The nasty open secret? It's terribly segregated. That even in that supposedly-learned, intelligent, color-blind cocoon, the Whites there can be, and are, as rabidly racist as their poor or working-class counterparts. They just do it with a rye-and-water in one hand as they smirk and ring for Jeeves.

This tiny CNN Money segment highlights financier Eddie C. Brown and his wife Sylvia, and Sheila C. Johnson. Let's just say that they could buy and sell Guam a few times BEFORE breakfast. That's how loaded they are. But as they recount, no matter how rich, they will ALWAYS only be seen as Black.

See. I'm so weird that that wouldn't bother me. Number One? It's true! Number Two? I harken back to the words of my late grandfather. "I don't want to eat with no folk who might poison my food!"

So, I say, Black 1%? Make that money. Be comfy. No crime in that. Give back to where you came from. As for the rye-and-water drinkers? Do business. Be civil. Keep your dignity but under your breath tell 'em to go kick rocks.

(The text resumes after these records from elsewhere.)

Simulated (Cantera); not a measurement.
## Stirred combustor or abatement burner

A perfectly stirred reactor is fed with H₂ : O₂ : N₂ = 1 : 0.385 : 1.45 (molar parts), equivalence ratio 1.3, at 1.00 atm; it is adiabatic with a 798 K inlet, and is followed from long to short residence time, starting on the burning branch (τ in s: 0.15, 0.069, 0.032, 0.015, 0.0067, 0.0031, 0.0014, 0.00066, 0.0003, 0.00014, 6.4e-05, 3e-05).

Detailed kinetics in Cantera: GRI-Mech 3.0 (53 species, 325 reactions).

P. S. my personal experience with the uber-rich came when I attended college. Little, old, poor, scholarship me (you know the students who weren't 'legacy'; the ones who couldn't afford to coast on the fumes of prior wealthy generations who'd attended; the students who HAD to study) went to this all-women's college in the NE. A place as idyllic as the brochure. A place where some students return to campus came in the form of a stretch  limo, an entourage and a flurry of professional movers. Oh, yes. The first few Septembers during my attendance, the campus grounds were awash in beehived, chain-smoking "Millicents" swathed in pearls and twinsets; the "Rogers" were in tweed and bourbon breath.

I discovered then, as I stood gripping my best, vinyl Woolworth handbag, and watched the Return-of the-Spawn -of-the-Masters-of-the-Universe,  that the rich, oh man, they really are different.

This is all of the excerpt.